Search code examples
pythonprefect

How to resume a Prefect flow on failure without having to re-run the entire flow?


TL;DR;

I wasn't able to use prefect's FlowRunner to solve the above question. I likely either used it wrong (see below) or missed something. Would really appreciate any pointers!


The Problem

I read through the fantastic prefect core documentation and found the sections on Handling Failure and Local Debugging to be the most relevant to this (may have missed something!). The FlowRunner class appeared (to me) to be the solution.
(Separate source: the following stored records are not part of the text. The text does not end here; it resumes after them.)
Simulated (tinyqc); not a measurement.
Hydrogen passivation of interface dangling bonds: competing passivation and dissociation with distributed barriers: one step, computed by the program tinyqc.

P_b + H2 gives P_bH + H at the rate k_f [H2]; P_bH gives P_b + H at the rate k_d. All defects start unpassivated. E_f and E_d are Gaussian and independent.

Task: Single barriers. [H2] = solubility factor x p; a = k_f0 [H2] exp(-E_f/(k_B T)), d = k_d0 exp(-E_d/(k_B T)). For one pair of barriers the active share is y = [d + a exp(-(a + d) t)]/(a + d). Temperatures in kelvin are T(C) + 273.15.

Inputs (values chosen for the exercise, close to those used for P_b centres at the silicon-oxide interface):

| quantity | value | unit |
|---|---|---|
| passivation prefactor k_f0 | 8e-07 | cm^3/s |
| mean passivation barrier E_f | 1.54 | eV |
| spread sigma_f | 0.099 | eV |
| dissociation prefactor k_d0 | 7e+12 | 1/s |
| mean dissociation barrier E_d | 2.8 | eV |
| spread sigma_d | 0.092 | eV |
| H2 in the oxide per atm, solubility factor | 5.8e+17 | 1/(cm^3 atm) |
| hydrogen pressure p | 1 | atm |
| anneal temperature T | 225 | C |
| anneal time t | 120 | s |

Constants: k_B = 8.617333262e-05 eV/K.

To see if I could use Flow Runner to resume a failed flow:

  • Made a failing flow run:
from time import sleep

import prefect
from prefect import Flow, task


@task
def success():
    sleep(3)
    return


@task
def failure():
    return 1 / 0


def get_flow_runner():
    with Flow("Success/Failure") as flow:

        success()
        failure()

    return prefect.engine.FlowRunner(flow)
  • Ran it in iPython and saved the state:
In [1]: run nameofscript.py
In [2]: flow_runner = get_flow_runner()
In [3]: state = flow_runner.run()
  • Replaced 1 / 0 with 1 / 1 in failure() so task would be successful:

  • And finally passed the previous state to the flow_runner hoping that it would resume the flow:

In [1]: run nameofscript.py
In [2]: flow_runner = get_flow_runner()
In [3]: flow_runner.run(task_states=state.result)

The entire flow ran again including the 3 second successful task.


Solution

  • The issue here is that you are rebuilding your Flow with each run, which changes the Task objects. state.result is a dictionary whose keys are Task objects - if the underlying Task object changes in any way, so will its hash. You should instead manually create the dictionary of states using the updated Task objects, like so:

    from prefect.engine.state import Success
    
    failure_task = runner.flow.get_tasks(name="failure")[0]
    task_states = {failure_task: Success("Mocked success")}